Open Source Data Recovery Tools To The Rescue

Disasters happen to the best of computers. Luckily, open source apps like SystemRescueCD, dd, Partedmagic, BackTrack, Security Tools Distribution, Helix, and TestDisk can help recover important data and bring dead systems back to life.

Serdar Yegulalp, Contributor

June 10, 2008

15 Min Read
InformationWeek logo in a gray background | InformationWeek

At some point, it hits all of us. One day you're chugging merrily along, and then you're staring at a machine that won't boot -- a machine that just happens to contain everything of importance to you. While some degree of disaster is inevitable, it's how you cope with it that counts.

While computers and file systems get more robust with each passing year, there's always going to be room for disaster recovery techniques. With open source solutions to help you recover from such messes, you're not tied to a proprietary product's costs or licensing agreements, and if you're so inclined you can rework the source code to meet your own needs.

I'm going to explore various ways you can use open source solutions to recover data, bring dead systems back to life, and save your bacon in general. Many of the solutions described here run cross-platform (Lin/Win/Mac), but some of them are *NIX-only and will be described as such.

Disaster Scenarios

No two data disasters unfold in quite the same way. To that end, you'll want to take the appropriate recovery action depending on what went wrong.

  • Simple recovery. This is the sort of recovery that you employ for files that have been freshly deleted -- typically by mistake, since accidental data deletion is the single biggest reason why files go missing. Most of the time your local "undelete" function or recycle bin / trash repository will keep you from doing anything really stupid, but sometimes that's of no use: for instance, if you forced a hard delete, or if you deleted a file from a volume that has no recovery functions enabled. Generally, you can scan the volume in question offline with a tool designed to look for and recover specific types of files (see PhotoRec later in this article), and pick up the pieces that way.

    The BackTrack live CD distribution is packed with recovery tools, including the powerful Autopsy toolset.

    (click for image gallery)

  • Complex recovery. This encompasses things like whole partitions or boot loaders going missing, along with everything on that partition. There are two basic approaches you can use here: recover what data you can from the partition, without trying to reconstruct the partition information per se; or attempt to reconstruct the partition's metadata and remount the partition normally.

    The first option is easier, although if you're dealing with an operating system partition, odds are the files you recover from there probably can't be cobbled back together into a bootable system. The second option will give you a more complete recovery, but that'll depend on how much of the actual volume data is intact. Fortunately, there are ways to recover files even from partly formatted volumes, as I'll discuss later on.

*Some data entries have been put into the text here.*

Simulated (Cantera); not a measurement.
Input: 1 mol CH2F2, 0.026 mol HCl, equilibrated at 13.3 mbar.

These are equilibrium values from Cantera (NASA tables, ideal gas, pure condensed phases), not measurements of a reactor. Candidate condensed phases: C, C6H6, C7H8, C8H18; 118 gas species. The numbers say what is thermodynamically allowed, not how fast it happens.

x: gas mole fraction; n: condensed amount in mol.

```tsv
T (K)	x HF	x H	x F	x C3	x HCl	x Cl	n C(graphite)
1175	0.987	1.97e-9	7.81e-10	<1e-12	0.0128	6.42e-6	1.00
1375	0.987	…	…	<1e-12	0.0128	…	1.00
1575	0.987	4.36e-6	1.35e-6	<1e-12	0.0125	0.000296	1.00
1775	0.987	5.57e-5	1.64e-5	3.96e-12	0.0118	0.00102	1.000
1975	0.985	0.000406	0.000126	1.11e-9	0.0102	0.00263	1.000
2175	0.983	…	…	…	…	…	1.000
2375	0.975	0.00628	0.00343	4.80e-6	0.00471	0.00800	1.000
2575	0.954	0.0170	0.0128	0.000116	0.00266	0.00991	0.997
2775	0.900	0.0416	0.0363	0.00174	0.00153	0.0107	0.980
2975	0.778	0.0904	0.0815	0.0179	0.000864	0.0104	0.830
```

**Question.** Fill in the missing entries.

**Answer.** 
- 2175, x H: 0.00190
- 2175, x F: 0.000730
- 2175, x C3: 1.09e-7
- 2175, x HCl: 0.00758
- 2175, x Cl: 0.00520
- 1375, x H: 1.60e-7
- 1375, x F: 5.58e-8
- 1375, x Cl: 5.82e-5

  • Removable storage or optical media. I've had more than my fair share of CDs or DVDs end up unreadable due to damage or age, but I've been lucky enough recover what I needed from them. Most tools work fine on removable drives or optical media, although in the case of CDs and DVDs, one important thing to keep in mind is the drive you're using to read them. If you have access to more than one CD/DVD drive, try creating images using different drives. You may find that one has better error correction or jitter tolerance than the others, and can recover data that other drives might skip over entirely. Also, performing the recovery from within Linux rather than Windows may yield different results as well.

  • Encrypted media recovery. This is where you say your prayers. If you're trying to recover something -- like, say, the encryption key -- from an encrypted volume, unless you used a laughably weak encryption algorithm in the first place (and why were you doing that?), you're about as likely to get that data back as a falling apple is likely to evade the law of gravity. Encrypted volumes should be treated with double the care of standard volumes: back up the volume headers (encrypted file systems typically have a provision for doing this) and keep them in a safe place, also encrypted.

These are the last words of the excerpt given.